Pictured: Gas Leak Response; Photo by Julie McClintock of the Booker Creek Watershed Alliance

CHAPEL HILL – We now have the official results of which areas were contaminated following the Family Fare BP gasoline leak earlier this month. The N.C. Department of Natural Resources said two of the four sites tested positive for traces gasoline and related substances.

Danny Smith, Regional Supervisor for the DENR Division of Water Resources, said his department tested the following sites: an unnamed tributary to Crow Branch near Critz Drive; Booker Creek at N. Lakeshore Drive; Eastwood Lake; and Booker Creek near Daley Drive.

“This was a way to sample the surface water to have an understanding and to demonstrate whether or not we had water violations from the spill,” Smith said.

They tested for amounts of gasoline and substances found in gasoline, such as ethanol and toulene. Smith said an unnamed tributary to Crow Branch near Critz Drive and Booker Creek at N. Lakeshore Drive registered levels of toulene that equated to a Stream Standard Violation.

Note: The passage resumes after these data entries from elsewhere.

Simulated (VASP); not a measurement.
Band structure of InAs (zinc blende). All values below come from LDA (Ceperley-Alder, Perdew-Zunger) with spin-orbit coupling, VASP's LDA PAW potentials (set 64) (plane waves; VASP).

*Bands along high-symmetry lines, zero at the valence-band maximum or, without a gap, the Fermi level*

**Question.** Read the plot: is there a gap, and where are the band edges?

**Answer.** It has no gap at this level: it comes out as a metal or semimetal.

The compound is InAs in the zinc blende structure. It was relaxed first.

“In Eastwood Lake, there was no detection, and in Booker Creek at Daely Road, there was no detection of toulene or gasoline that far down-stream,” Smith said.

Smith said when his agent was collecting the water samples, she only noted one dead fish.  Neighbors, though, have reported dead fish in Ellen Lake, Crow Branch Creek, and Booker Creek.

Bishop Construction Company was doing renovation work at the BP on August 1 and needed a pump to drain the rainwater from a footing hole connected to a pipe leading to a Town storm drain. The accumulation of rainwater caused the footing hole to cave in, resulting in falling concrete, which punctured one of the fiberglass tanks below sometime in between 2 and 5 a.m. on August 2.

The breached compartment held approximately 3,200 gallons of gasoline at the time of the incident, though the full amount was not leaked. Because the pump connected to the storm drain, gasoline flowed directly into Crow Branch Creek, a feeder of Booker Creek and Eastwood Lake.

In response to the spill, the Chapel Hill Fire Department worked in conjunction with the Chapel Hill Police Department, and Orange County Emergency Services to lay booms, pads, and constructed dams which Smith said prevented the leak from having far-reaching affects.

“This spill event should be pretty well under control and there is not gas or product to remove from the spill in the stream. I would offer that as far as acute issues with respect to the spill that they should be resolved or abated,” Smith said.

Smith said the active recovery process, or the clean-up and removal of the gasoline, is done.  It is his understanding that most of the under drain damns, pads and booms have been removed.

Thursday, the DENR sent a formal request to the BP station and Bishop Construction to have access to their records and information taken during the time of the leak.

“A part of what we want to do is get a response from them formally about how much product was in the tank and how much was released from the tank and their estimate of what was released from the stream,” Smith said.

Smith hopes to have an idea of how much gasoline was leaked from the tank by the end of next week.

“Their response will provide us information on making the determination of responsible parties.”

Smith said the DENR will decide if action is to be taken against the BP and Bishop Construction.